COMMENTARY
House Spirits’ sleek distillery and tasting room in Portland reflects a familiar concept for wineries.

Blissfully Offbeat

February’s unusual twist on spirits

By Hilary Berg

After taking a month off to publish the Oregon Wine Almanac, Oregon Wine Press returns to its regular format, yet the main feature is not so regular, at least for OWP.

It covers a subject that’s been pitched to me by writers and suggested by readers for years now; I’ve always hesitated, for obvious reasons, until now.

Editor's Note

Hilary Berg has been the editor of OWP since 2006. She graduated from the University of Kansas with a bachelor’s in journalism. She and her husband own a seven-acre vineyard and winery called Roots.

Veering off our normal course, OWP’s February edition is focusing on craft distilling, an extremely popular industry that’s recently exploded here in Oregon.

Beautifully photographed on the cover — thank you, Kathryn Elsesser — Ransom is the perfect entrée to spirits because of its ties to both beverage industries.

Of course, other connections are clear, including brandy itself, a beverage made by distilling wine. In fact, the term “brandy” is short for “brandywine,” deriving from the Dutch word “brandewijn,” which comes from the phrase “gebrande wijn,” literally translating to “burned wine.”

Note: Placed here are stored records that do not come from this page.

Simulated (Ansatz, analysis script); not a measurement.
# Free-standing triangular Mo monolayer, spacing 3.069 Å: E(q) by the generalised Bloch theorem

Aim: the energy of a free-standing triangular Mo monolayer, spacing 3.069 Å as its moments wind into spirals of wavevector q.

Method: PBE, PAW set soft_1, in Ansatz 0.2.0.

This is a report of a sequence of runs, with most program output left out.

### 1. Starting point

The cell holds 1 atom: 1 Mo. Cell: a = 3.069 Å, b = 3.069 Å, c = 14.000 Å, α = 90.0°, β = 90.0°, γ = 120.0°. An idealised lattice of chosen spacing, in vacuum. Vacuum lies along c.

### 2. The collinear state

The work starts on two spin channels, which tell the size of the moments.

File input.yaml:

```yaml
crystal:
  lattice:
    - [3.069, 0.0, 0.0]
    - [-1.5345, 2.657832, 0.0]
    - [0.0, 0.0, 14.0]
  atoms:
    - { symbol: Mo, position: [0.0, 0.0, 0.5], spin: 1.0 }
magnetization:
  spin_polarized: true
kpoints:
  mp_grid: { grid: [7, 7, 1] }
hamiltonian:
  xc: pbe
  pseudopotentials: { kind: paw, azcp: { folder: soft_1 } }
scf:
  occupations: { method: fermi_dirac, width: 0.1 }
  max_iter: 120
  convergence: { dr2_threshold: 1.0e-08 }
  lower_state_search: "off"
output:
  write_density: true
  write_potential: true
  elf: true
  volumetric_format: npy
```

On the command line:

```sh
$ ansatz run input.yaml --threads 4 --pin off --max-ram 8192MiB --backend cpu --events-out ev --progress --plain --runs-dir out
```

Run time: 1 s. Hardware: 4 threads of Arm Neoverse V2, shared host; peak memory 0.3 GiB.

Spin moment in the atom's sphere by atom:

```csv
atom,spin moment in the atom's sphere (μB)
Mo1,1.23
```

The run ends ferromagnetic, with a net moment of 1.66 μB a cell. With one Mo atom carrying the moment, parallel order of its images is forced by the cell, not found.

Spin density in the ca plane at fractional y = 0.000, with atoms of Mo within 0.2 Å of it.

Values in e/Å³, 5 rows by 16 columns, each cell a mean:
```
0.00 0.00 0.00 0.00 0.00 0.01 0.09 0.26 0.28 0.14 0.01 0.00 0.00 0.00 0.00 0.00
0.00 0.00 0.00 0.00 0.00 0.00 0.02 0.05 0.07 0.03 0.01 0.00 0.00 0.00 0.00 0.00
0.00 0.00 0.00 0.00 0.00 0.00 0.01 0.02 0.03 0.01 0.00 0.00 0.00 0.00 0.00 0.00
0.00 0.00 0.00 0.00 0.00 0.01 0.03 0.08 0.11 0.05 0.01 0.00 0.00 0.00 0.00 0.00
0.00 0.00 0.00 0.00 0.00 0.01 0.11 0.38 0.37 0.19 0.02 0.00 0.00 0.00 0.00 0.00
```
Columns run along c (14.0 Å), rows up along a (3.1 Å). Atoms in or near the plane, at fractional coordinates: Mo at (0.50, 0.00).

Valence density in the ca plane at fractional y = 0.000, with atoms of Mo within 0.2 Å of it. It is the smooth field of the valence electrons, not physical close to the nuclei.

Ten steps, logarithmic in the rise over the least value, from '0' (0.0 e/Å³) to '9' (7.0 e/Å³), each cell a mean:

Italian-style grappa also shares an affinity to wine; it’s made by distilling pomace (skins, pulp, seeds and stems) left over after pressing winegrapes during crush.

Even whiskey can be linked as well; some distilleries finish aging in used wine barrels, including Ransom with its new Rye, Barley, Wheat Whiskey — see cover.

Rest assured knowing OWP will be back on track next month, back to wine on its cover. But, I have to admit, it feels good ordering off the menu and trying something unexpected from behind the bar every once in a while.